I am currently employed in Norwich Business School (NBS) at the University of East Anglia (UEA), which I joined in 2013, as an Associate Professor in Business Management. I am currently the Head of the Responsible Business Regulation (RBR) group following more than four years serving as the NBS UG Programme Director. My current spell at the UEA follows a decade, more or less, in the School of Management at the University of Bradford where I was Head of Group for Strategy Economics and International Business and then the Doctoral Programme Director. That, in turn, was preceded by five years in the Centre for Social and Economic Research (CSERGE) as an RA and then SRA from 1999 to 2003, when I worked closely with Andy Jordan and Tim O Riordan. Prior to that, I trained and worked a Teacher in the FE/HE and Sixth Form sector. My first job on graduating in 1979 was as a Trainee Chartered Accountant with a London based firm (one of the ‘big eight’ at the time), then called Thornton Baker and now Grant Thornton.
In contrast to my professional and vocational qualifications, all of my academic qualifications are in political science, having gained my PhD in business lobbying behaviour at the University of Essex in 2002, under Jeremy Richardson, Albert Weale and Hugh Ward. From starting my PhD, my focus was on European Union public policy making, initially examining market regulation and de-regulation among British and French firms in response to the EU’s Single Market Programme. My focal point was the firms’ interest representation activities (lobbying behaviour). But, on joining the staff at CSERGE, my research extended initially to EU and British environmental policy and later developed to encompass sustainability, energy policy and climate change alongside work on corporate social responsibility (CSR). I now research EU and national policy in these areas with a particular focus on energy policy and especially renewable energy policy.
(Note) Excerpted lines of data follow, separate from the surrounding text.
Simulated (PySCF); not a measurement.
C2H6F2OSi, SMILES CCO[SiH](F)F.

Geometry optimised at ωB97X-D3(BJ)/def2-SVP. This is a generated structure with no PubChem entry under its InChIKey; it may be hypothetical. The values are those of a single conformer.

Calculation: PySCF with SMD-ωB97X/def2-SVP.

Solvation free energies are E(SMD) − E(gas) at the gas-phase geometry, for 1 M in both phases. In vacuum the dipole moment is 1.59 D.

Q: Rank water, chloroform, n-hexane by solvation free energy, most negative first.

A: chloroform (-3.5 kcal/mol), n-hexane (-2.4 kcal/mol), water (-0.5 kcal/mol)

I have extensive research networks, both internal and to external to the UEA. My external networks have emerged out of the three University Association of Contemporary European Studies (UACES) funded research groupings that I have led/co-led (2006-08, 2009-12 and most latterly 2015-18). These networks have worked on topics such as EU environmental policy, energy policy, sustainability, governance and multi-level governance (MLG), and Europeanisation. These UACES-funded activities have been extremely useful in developing the internationally based networks that have fed directly into my research work and publications. They have brought together PhD students, early-career researchers, established academics and practitioners in about 10 different countries, both within and beyond Europe. Together we have produced a substantial body of work and contributed to numerous panels to the UACES Annual Conference (as well as other conferences such as ECPR). Along with Thomas Hoerber at ESSCA, I am currently the Joint Series Editor for the ‘Governance of Sustainability in Europe’ book series, published by Routledge.